It was near the end of the war, that Anna's mother organized a Mother's
Friendship Day. This was held at th courthouse with the idea of uniting
people in peace. This event was so successful that it was continued to
held for many more years. When Anna Maria Reeves Jarvis died on May 9,
1905, Anna vowed she would make her mother's wish for a day to show honor
and appreciation towards mother's come true. It was two years after
her mother's death that Anna persuaded the minister in Grafton, West Virginia,
to hold a service honoring not only her mother, but mother's everywhere.
It is this service which was held on May 12, 1907 that is remembered as
the first Mother's Day celebration. Anna and her supporters continued
to work faithfully writing letter to businessmen, politicians and clergymen
asking for their help in organizing this holiday. The first official
Mother's Day celebrations were held in West Virginia and Philadelphia in
1908. In 1910, Philadelphia became the first state to make Mother's
Day an official holiday with most other states following the next year.
In 1912, the Methodist Episcopal Church passed a resolution which recognized
Anna Jarvis as the founder of Mother's Day and brought forth the second
Sunday in May be observed for this holiday. On May 9, 1914, President
Woodrow Wilson signed a proclamation declaring the second Sunday
in May as Mother's Day in every state. At the time of her death there
were more than forty countries world wide who were observing Mother's Day.
Anna Jarvis was also responsible for the custom of wearing a red carnation
if the mother was alive and a white one if she had passed on.
Anna Jarvis, daughter
of Anna Maria Reeves Jarvis, was born in Grafton, West Virginia,
in 1846. Anne had eleven brothers and sisters, eight of who died
before reaching adulthood. Anna wanted to fulfill her mothers dream of
a special day in honor of mothers. She felt very strongly about estabishing
a day to pay tribute to mothers and decided to use some of her inheritance
to promote such a day. Anna and her supporters worked hard
for nine years before President Woodrow Wilson finally signed the Mother's
Day resolution making the holiday official. Anna Jarvis is the person
responsible for organizing the International Mother's Day Association.

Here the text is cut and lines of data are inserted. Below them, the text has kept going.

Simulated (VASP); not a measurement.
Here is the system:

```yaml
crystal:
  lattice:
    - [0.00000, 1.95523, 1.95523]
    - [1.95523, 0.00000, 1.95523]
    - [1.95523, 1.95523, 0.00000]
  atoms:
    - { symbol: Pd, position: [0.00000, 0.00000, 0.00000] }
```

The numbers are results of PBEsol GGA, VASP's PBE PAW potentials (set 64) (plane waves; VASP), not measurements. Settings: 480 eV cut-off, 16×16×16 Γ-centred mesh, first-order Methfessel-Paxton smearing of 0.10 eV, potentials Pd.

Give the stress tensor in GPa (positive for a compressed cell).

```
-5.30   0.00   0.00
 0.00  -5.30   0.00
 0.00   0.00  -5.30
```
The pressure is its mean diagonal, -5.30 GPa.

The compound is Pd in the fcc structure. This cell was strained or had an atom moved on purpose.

She became extremly upset when this day set aside as a tribute to Mother's
everywhre became so commercialized and wished she had never started the
tradition. In 1923, Anna filed a lawsuit in hopes of stopping a Mother's
Day festival, which was to no avail. At one Mother's Day convention,
Anna was arrested for disturbing the peace. She was infuriate when
she found out that carnations designated at the official Mother's Day flower
were being sold stating "I wanted it to be a day of sentiment,
not profit." It was after this that she spent her entire inheritance
trying to undo the commercialization of Mother's Day.
Although Anna Jarvis never married or became a mother, she received Mother's
Day cards from around the world year after year. Prior to her
death in 1948, there were over forty countries celebrating Mother's Day.